Marie Manikis receiving a Principal’s Prize for Outstanding Emerging Researchers
Marie Manikis receiving a Principal’s Prize for Outstanding Emerging Researchers during Spring Convocation

 

It has been a rewarding spring for Professor Marie Manikis. Recently promoted to Associate Professor, she has also received three prizes in recognition of her research. Focus online interviewed her to get a closer look at her award-winning work.

Marie Manikis [bio] has been teaching criminal justice, criminal law, sentencing, and criminal procedure at McGill since 2013. While she began her legal career as a litigator, a desire to understand the law within its wider social context inspired her to pursue a career in academia. “After some time in practice, I realized I wanted to delve deeper into researching and thinking about aspects of the law,” she notes. Criminal law has always been one of Professor Manikis’ notable interests, “particularly as the State has immense powers in many legal traditions, and these powers directly impact the lives of individuals and communities.” Not only has her research been published in leading peer-reviewed journals, it has also informed public debate through op-eds and media interviews, as well as contributed to legislative reform and court decisions both in Canada and abroad.

Challenging injustice through legal research

Marie Manikis

For Professor Manikis, law is a space that creates – and challenges – systems of injustice. “I am interested in looking at which voices participate in the criminal justice process and how they participate, and teasing out the relationship between participation and accountability. As such, individuals, communities, and legal processes have been at the heart of my research,” she notes. For many of her projects, Professor Manikis borrows methodologies from the social sciences to help situate law beyond the books. Notably, her work pulls from disciplines such as criminology, sociology, history, and political science, in order to examine how law is implemented “on the ground”.

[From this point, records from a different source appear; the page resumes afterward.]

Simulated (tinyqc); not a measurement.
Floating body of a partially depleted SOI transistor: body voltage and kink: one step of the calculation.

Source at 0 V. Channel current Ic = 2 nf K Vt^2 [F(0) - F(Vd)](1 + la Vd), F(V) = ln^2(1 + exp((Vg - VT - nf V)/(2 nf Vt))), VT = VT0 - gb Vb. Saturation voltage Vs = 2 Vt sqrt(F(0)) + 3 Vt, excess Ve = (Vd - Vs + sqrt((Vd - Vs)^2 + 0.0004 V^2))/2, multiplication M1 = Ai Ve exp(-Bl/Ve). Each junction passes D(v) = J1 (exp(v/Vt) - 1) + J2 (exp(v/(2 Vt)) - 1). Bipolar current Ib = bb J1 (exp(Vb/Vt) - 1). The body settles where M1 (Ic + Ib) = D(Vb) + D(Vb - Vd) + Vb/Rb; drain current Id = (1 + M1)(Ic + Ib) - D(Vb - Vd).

Professor Manikis’ current research examines the concept and role of the victim in criminal justice, challenging certain claims about victim participation and proposing new ways to think about how victims are involved in the criminal process. “Building on this, I hope to expand my analyses of victim participation as agents of accountability beyond the common law, in order to examine how this role can be understood in continental and Indigenous traditions,” she said.

Additionally, she is working on a broad empirical study about social functions of pre-trial detention both locally and comparatively. The study uses several hundred bail process observations, court decisions, and court files in its analysis. “I hope my work impacts society by providing government, policy-makers, criminal justice professionals, communities, and individuals with tools to improve citizen participation, as well as State and institutional transparency and accountability in criminal justice processes.”

A spring blossoming with awards

This spring, in addition to being promoted to Associate Professor, Professor Manikis received three awards recognizing the excellence of her research. First, she was awarded a Principal’s Prize for Outstanding Emerging Researchers, distinguishing her as one of McGill’s exceptional early-career researchers. She also kicked off a five-year term as a William Dawson Scholar, an award that is similar to a Canada Research Chair Tier 2, and which acknowledges McGill scholars who are developing into outstanding and original researchers of world-class caliber. Finally, the Fondation du Barreau named her the winner of its annual Concours juridique (legal manuscript category) for her article “Punishing while Presuming Innocence: A Study on Bail Conditions and Administration of Justice Offences in Quebec,”* co-authored with Jess De Santi (BCL/LLB’17).

“All these awards remind me how honoured and privileged I am to be part of several networks that have supported and recognized my work throughout the years,” concludes Manikis.

* To be published in Les Cahiers de droit in September 2019.